Hedging and Speculative Execution

Retry waits for failure before trying again. Hedging does not wait. It sends a second request while the first is still in flight, races them, and uses whichever response arrives first.

The Failure Mode

The balance service has a p99 latency of 50ms and a p99.9 of 800ms. Most calls are fast. A tiny fraction are slow. These outliers are not caused by dependency failures; they are caused by garbage collection pauses, network path variance, kernel scheduling, or lock contention inside the balance service. The balance service is healthy. It is just occasionally slow for a single request.

Retry does not help here. A retry waits for the timeout (500ms), then sends a second request. Total time: 500ms + second request time. With hedging, the second request is sent at the p95 latency mark (say, 30ms). If the first request was an outlier, the second request almost certainly completes in normal time. Total time: ~50ms instead of 500ms+.
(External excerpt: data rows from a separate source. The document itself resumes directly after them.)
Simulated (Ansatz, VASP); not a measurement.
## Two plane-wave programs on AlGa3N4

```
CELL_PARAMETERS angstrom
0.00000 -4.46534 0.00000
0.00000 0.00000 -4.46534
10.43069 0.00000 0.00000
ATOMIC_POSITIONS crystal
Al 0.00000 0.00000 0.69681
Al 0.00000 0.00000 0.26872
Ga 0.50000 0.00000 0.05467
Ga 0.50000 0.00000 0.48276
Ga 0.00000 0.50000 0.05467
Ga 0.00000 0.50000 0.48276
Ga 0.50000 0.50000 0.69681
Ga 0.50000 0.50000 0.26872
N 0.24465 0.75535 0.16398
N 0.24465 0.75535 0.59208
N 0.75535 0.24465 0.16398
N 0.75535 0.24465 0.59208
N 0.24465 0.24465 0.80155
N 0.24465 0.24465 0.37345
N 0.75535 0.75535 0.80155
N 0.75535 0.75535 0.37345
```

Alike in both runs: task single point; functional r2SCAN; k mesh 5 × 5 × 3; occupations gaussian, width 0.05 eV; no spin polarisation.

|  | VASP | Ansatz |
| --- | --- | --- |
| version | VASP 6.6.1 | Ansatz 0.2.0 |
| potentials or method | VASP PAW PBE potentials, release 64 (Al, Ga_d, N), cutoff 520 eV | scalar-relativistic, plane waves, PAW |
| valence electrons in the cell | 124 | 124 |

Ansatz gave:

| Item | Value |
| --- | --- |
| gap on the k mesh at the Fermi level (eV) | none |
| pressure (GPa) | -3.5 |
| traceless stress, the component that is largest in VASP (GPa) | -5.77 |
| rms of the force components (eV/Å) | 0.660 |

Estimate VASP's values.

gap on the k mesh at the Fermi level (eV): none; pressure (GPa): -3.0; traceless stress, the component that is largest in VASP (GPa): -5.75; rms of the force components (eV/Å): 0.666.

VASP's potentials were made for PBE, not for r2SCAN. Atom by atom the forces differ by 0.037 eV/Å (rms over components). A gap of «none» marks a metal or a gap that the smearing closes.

Hedging trades increased load for reduced tail latency. A 1% hedge rate (sending a second request for 1% of calls) roughly doubles load for 1% of calls but can reduce p99 latency by 10x.

The Cost Model

The decision to hedge depends on three factors:

Idempotency. The hedged operation must be safe to execute twice. Reading the account balance: safe. Deducting from the account balance: not safe without idempotency keys.

Load headroom. If the balance service is at 90% capacity, hedging adds 1-5% more load. At 50% capacity, the additional load is negligible. Hedging a service near capacity pushes it closer to saturation, increasing the very latency you are trying to reduce.

Tail latency distribution. If p50 is 20ms and p99 is 50ms, the tail is tight. Hedging adds load with minimal latency improvement. If p50 is 20ms and p99 is 800ms, the tail is wide. Hedging provides substantial improvement. The wider the gap between median and tail, the more effective hedging becomes.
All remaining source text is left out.